This year, two high-profile compilations of Buddy Holly cover songs will come out just months apart from one another, each to commemorate what would have been the Buddy Holly’s 75th birthday this year. The first of the two albums is last month’s nineteen-track compendium of covers, Rave On (Hear Music), featuring covers from a cavalcade of pop stars from yesteryear and today. The impressive list of contributors on Rave On is also its biggest weakness. By including a smidgen from this era and a smidgen from that, the album seems to suggest half a dozen or so vantage points without any of them feel authoritative. What do Paul McCartney, Kid Rock and Julian Casablancas have in common? Rave On’s only answer seems to be the vague declaration that they all share a love of Buddy Holly and that love lives “on.” But what is it about Buddy Holly lives on?
The album’s curatorial impulse seems to have been to attach as much star power as possible and thus includes both alta cockers and indie-rockers. It matters because “the Buddy Holly that lives on,” for the musician, largely hinges on who Buddy Holly was to them in the first place. On this album, we find as many musicians who first encountered Holly via Gary Busey in The Buddy Holly Story or via Weezer’s “Buddy Holly” song as they did through childhood memories of listening to Holly on vinyl or on the radio. The is a mish-mosh of point of views, with the exception of a few highlights—I’m thinking particularly of Patti Smith’s sumptuous take on “Words of Love” and Julian Casablancas’s reverb-rich, garage-inspired, rollicking racket, “Rave On”—produces more confusion than coherence. McCartney is probably trying to keep up with the youngsters in his quasi-rap-infused version of “It’s So Easy” and Lou Reed’s simply moribund take on “Peggy Sue” feels like he’s compensating too much in the other direction. Meanwhile, Cee-Lo channels Elvis as much as Holly in the steel drum-infused “(You’re So Square) Baby, I Don’t Care” and Modest Mouse manages to deconstruct “That’ll Be the Day” to the point of unrecognizability. Karen Elson’s rollicking “Crying, Waiting, Hoping” (backed by soon-to-be ex-husband Jack White) suggests an alternative direction the album could have taken: In the denouement of the a garage revival, wouldn’t it have been an interesting project for the leading acts of that movement to have paid homage to the father of garage?
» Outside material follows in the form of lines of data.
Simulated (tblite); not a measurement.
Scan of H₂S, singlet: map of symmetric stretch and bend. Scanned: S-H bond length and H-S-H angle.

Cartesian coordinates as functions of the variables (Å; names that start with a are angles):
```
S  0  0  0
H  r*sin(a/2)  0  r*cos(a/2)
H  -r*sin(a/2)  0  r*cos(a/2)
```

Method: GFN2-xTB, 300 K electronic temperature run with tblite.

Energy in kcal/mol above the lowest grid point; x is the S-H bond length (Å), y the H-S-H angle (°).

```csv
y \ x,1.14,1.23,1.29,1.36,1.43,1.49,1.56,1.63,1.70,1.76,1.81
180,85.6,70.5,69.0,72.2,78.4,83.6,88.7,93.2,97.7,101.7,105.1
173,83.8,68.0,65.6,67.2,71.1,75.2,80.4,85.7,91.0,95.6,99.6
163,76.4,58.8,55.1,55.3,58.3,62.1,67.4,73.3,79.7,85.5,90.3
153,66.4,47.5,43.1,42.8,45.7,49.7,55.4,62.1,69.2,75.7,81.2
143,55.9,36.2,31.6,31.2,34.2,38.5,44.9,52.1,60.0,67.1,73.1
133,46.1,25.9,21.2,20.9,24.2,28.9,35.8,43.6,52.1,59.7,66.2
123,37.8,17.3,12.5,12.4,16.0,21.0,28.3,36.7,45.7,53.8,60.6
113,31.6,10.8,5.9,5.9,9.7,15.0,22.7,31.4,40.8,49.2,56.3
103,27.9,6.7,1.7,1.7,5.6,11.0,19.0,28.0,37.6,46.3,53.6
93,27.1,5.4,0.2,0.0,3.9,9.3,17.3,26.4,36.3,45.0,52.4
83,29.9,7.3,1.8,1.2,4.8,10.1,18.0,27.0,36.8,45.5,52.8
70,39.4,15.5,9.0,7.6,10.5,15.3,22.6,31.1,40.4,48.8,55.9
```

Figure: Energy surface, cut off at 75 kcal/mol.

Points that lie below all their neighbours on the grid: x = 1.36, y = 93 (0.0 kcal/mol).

Another star-studded compendium of Holly covers hits September 6, this one in cooperation with his widow, Maria Elena. Listen to Me (Songmasters) is another star-studded affair featuring Lyle Lovett, Zooey Deschanel, Stevie Nicks, Cobra Starship and the titular song, “Listen to Me” by Brian Wilson. It’s curious that the record along with Rave On were so inclined to trot out the headliners they did. Isn’t Buddy Holly headliner enough?